Case Name: Merritt v. Commonwealth
Court: Kentucky Court of Appeals
Jurisdiction: Kentucky
Decision Date: 1906-04
Citations: 122 Ky. 669
Docket Number: 
Parties: Merritt v. Commonwealth
Judges: 
Reporter: Kentucky Reports
Volume: 122
Pages: 669–674

Head Matter:
CASE 75. — PROSECUTION AGAINST HENRY MERRITT FOR VIOLATING LOCAL OPTION LAW — April 24.
Merritt v. Commonwealth
Appeal from Clark Circuit Court.
Jambs M.' Benton, Circuit Judge.
Defendant convicted and appeals.
Affirmed.
Local Option — Subterfuge to Violate Law — Where one who keeijs whisky for sale in a local option district, agrees with a purchaser to sell him a half pint thereof, and goes with the purchaser across the line into territory in which the local option law is not in force, and there delivers the whisky and receives the money, such act is a subterfuge to evade the statute, and is a violation of the local option law, for which the seller was properly fined.

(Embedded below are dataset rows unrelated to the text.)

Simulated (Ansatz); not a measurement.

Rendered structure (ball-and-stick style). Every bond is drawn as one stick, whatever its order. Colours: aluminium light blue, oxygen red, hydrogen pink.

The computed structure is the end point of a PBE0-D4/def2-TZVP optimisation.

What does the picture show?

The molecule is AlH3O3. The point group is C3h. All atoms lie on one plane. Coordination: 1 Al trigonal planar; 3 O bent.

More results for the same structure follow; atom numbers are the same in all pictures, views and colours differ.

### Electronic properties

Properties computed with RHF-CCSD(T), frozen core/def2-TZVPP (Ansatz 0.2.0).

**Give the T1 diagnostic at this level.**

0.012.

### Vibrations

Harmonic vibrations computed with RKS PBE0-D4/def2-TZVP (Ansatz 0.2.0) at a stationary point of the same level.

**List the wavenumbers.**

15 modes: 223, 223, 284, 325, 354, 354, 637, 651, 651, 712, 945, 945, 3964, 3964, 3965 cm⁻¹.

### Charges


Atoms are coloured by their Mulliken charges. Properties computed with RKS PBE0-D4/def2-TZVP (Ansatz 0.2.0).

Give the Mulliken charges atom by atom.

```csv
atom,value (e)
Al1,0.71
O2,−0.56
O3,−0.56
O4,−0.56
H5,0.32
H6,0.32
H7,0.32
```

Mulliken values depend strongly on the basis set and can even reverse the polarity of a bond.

N. B. HAYS and C. H. MORRIS for appellee.
(No brief in the record.)
PENDLETON, BUSH & BUSH for appellant.
POINTS AND AUTHORITIES.
1. The court should have given peremptory instructions to find for appellant, because there was no evidence that appellant had made any illegal sale, or any sale, of whiskey in Clark county or Magisterial District No. 5, as charged in the indictment. (Richardson v. Comonwealth, 11 Rep., 367; Kentucky Statutes, 2557, B. sub. 4; Meacham on Sales, vol. 1, sec. 1; Story on Sales, sec. 1; Benjamin on Sales, sec. 1; 2 Bl. Com., 446.)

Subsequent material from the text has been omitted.